Friday, September 9, 2011

In my Life

I was breezing through the airport and stopped to see whatever the headlines were in the "Savannah Daily Blues" having heard my old work was in it with things that I'd started and were finally finished. It front page stuff but as I reached to get it I saw something else. "Rolling Stone" magazine had a special edition on "The Beatles" the greatest thing rock-and-roll ever gave the world! It was the "The Ultimate Album-By-Album guide". I quickly forgot about the newspaper and purchased this.

I should clarify that I already own the massive book that details everything the Beatles ever did in the recording studio, song-by-song (trivia ... Who was the last Beatle to ever be in the Abby Road studios as a Beatle working on a Beatle song? ... Ringo). I've read pretty much everything written about them ... the biographies, I devoured the Anthology and watch it regularly, and if everything on the radio or Pandora sucks ... then just click to the Beatles and all is right with the world.

Flying to Pittsburgh I read and gleefully celebrated everything that I already knew.

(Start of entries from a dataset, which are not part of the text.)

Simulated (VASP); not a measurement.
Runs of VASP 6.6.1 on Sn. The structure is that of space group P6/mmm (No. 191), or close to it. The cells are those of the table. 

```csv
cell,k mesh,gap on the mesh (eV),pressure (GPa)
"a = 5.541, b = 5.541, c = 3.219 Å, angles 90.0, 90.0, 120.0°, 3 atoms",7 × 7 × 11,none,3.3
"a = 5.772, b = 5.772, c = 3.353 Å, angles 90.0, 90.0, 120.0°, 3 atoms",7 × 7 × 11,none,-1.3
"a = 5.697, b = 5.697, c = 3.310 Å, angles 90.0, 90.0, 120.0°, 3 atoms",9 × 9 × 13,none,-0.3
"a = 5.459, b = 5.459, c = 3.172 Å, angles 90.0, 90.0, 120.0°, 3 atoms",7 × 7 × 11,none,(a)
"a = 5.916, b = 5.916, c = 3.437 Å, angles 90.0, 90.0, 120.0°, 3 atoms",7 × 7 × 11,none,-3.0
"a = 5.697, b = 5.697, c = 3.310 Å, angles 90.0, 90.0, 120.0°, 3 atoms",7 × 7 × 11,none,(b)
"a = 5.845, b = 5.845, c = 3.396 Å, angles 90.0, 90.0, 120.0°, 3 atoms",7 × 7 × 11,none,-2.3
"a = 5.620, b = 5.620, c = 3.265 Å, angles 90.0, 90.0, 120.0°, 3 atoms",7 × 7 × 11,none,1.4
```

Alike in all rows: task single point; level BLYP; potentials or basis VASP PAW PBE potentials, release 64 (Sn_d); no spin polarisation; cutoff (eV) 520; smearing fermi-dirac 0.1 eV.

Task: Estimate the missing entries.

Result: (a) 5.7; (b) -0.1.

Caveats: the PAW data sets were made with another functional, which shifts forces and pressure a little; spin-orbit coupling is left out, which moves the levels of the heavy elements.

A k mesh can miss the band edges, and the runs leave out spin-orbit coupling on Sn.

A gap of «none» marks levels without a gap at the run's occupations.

What is cool about this review though is that it goes into some detail as to what John Lennon wrote and what Paul McCartney wrote on certain songs. My favorite of course if when McCartney sang "It's getting better all the time" to which Lennon sang back "It couldn't get much worse."

I just love that!

Then the whole ending medley to Abby Road are all of the songs that they had started but never finished. It was their last album so they took everything and made gumbo. My God! What a stew! What an ending!

"And in the end, the love you take is equal to the love you make."

When I was a kid and the Beatles were first happening I remember sitting on the floor in the den of our Port Wentworth City home watching the Ed Sullivan Show with my Dad (we must have skipped Sunday night Church). The Beatles came on. I was eight. And the world changed.

"They look stupid. Look at their hair!" my Dad said, "Elvis is the King."

I ignored him and started growing my hair. My Mom would take me to get it cut by Aunt Bootsie and I would put up the biggest fights, screaming and kicking and mad. Eventually Mom gave up and by then the Beatles were no longer Mop-tops but blazing the longer stuff so I went right to the shoulder length stuff.

Somewhere around this time, we were at Pastor Johnson's house of the First Baptist Church for a youth night ice cream social after Sunday night church. Ed Sullivan was on and he was debuting the Beatles doing "Let it be." The entire room stopped talked and listened to Paul sing "When I find myself in times of trouble Mother Mary comes to me ..." (His mother's name was Mary.)

"He looks like Jesus," I blurted out. And he did! Long hair, beard and holiness dripping as he sang.

"What did you say!!!" Pastor Johnson bellowed. Then he grabbed me by the shoulders and put his nose to my nose and I got this long sermon about Jesus and how the Beatles couldn't touch the hem of his garment.

I almost missed George Harrison's guitar solo.

Kerwood Durby later took me outside and congratulated me on saying out loud what everybody else was thinking.

It's funny the things you remember in life.

And the things that stay with you throughout your life.

When I found myself suddenly single I thought "We can work it out."

When I was alone and by myself with a dog I believed "All you need is love."

When I was crying about the losses of my life it was "While my guitar gently weeps."

When I found myself at the end of "The Long and Winding Road" I took inventory.

And now I think ... "She loves you yeah, yeah,yeah."

So ... "In my life" ... I've loved them all.